Overall Architecture

XPSR consists of two stages: (1) Semantic Prior Generation: utilizing LLaVA to generate high-level descriptions (content, scene) and low-level descriptions (quality, noise) for LR images, which are encoded into two types of embeddings via a CLIP text encoder. (2) Image Restoration: based on the SD + ControlNet architecture, fusing the dual-level semantic priors using the proposed SFA, and constraining ControlNet with DFC to extract semantic-preserving features. During inference, only ControlNet, UNet, and the MLLM are required.

Key Designs

  1. MLLM Semantic Prompt Generation:

    • Function: Extracting high-level and low-level semantic descriptions from the LR image using LLaVA.
    • Mechanism: Designing two instructions: a high-level instruction: "Please provide a descriptive summary of the content of this image" to generate descriptions containing objects, spatial layouts, and scenes; and a low-level instruction: "Please describe the quality of this image and evaluate it based on factors such as clarity, color, noise, and lighting" to generate descriptions for quality, clarity, noise, and lighting.
    • Design Motivation: High-level priors provide rich semantics to ensure correct content restoration, while low-level priors help model the degradation process to achieve clearer restoration. Visualized experiments show that both are indispensable.

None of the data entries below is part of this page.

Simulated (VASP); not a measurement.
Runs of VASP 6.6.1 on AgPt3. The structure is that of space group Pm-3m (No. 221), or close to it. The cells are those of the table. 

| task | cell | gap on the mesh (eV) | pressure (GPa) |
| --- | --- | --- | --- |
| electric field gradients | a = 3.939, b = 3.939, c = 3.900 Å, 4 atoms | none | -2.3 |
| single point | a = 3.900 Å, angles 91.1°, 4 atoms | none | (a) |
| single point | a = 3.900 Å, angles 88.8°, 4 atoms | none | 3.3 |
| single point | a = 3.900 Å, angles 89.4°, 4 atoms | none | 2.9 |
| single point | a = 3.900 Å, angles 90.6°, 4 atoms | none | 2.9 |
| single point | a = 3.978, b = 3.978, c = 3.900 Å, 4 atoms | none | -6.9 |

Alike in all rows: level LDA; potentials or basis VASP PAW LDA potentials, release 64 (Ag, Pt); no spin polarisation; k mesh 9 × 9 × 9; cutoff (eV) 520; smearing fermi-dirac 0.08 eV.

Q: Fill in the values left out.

  2. Semantic-Fusion Attention (SFA):

    • Function: Effectively fusing high-level and low-level semantic priors into the diffusion model.
    • Mechanism: Employing a parallel dual-branch cross-attention instead of a sequential structure. High-level and low-level priors interact with features through independent cross-attentions separately, and are then combined via a fusion attention (using the high-level result as \(Q\) and the low-level result as \(K/V\)): $\(\mathbf{x}_{k+1} = \mathcal{CA}_f(\mathcal{CA}_h(\mathbf{x}_k, c_h), \mathcal{CA}_l(\mathbf{x}_k, c_l))\)$
    • Design Motivation: Sequential structures tend to cause later-processed information to override former information, whereas the parallel structure achieves an adaptive and balanced selection of the two priors. The UNet only uses high-level attention (as its input is noise and does not require low-level degradation understanding), while ControlNet uses SFA for full fusion.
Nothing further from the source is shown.